Checklist
Nowadays the UI will only get the first 100 runs of the program no matter how many program runs there are. Our current run API does not have a way to retrieve the total run count unless we do a full table scan. Additionally, it is hard to use the current API to get the previous and next runs given a run id.
Introduce a new count API which will return the count of a program, modify the existing runs API to accept the cursor to support pagination, figure out the upgrade step which is needed for program runs prior to 5.1.

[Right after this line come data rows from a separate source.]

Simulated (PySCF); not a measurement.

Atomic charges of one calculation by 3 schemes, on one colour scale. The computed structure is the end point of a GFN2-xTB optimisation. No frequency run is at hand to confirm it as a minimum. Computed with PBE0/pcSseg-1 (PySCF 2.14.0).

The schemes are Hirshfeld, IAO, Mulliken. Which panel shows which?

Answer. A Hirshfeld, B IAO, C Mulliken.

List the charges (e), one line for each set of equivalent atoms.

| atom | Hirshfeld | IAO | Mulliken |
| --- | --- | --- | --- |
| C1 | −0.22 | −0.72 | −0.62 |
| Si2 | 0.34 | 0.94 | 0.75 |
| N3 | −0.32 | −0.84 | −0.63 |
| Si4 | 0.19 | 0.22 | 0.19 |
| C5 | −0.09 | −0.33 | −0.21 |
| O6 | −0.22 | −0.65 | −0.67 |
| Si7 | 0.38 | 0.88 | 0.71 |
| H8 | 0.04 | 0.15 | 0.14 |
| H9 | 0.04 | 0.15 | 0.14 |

We currently have the following API to retrieve the run record information:
@GET @Path("/apps/{app-name}/{program-type}/{program-name}/runs") public void programHistory(HttpRequest request, HttpResponder responder, @PathParam("namespace-id") String namespaceId, @PathParam("app-name") String appName, @PathParam("program-type") String type, @PathParam("program-name") String programName, @QueryParam("status") String status, @QueryParam("start") String startTs, @QueryParam("end") String endTs, @QueryParam("limit") @DefaultValue("100") final int resultLimit) { ... } |
Currently it only supports query based on the start timestamp and end timestamp with a limit. And the only way to get the run count is to specify the limit to be Long.MAX_VALUE, which will do a full table scan on the AppMetadataStore and might cause tx timeout if there are too many run records. With this it will be hard to do pagination just with the timestamp range. Since it is impossible for the caller to know how many runs are there between two timestamps.
Also, specifying start ts and end ts with a limit actually will return the run records which is closer to the end timestamp now because we have the row key of our run record like following:
runRecordStarting|namespace|app|version|programtype|program|runid runRecordStarted|namespace|app|version|programtype|program|runid runRecordSuspended|namespace|app|version|programtype|program|runid runRecordCompleted|namespace|app|version|programtype|program|inverted start time|runid |
The current running program does not have a timestamp in their row key so their order is random in the response(and current they are always in the response no matter what timestamp is specified). For completed programs, we store them use the inverted start time which is Long.MAX_VALUE - startTime, so when we scan the table, we will get the most recent ones. There is no way to get the runs around the start time first according to the current API. We should also consider modifying the row keys to make them consistent because the current row key is adding unnecessary complexity to the store.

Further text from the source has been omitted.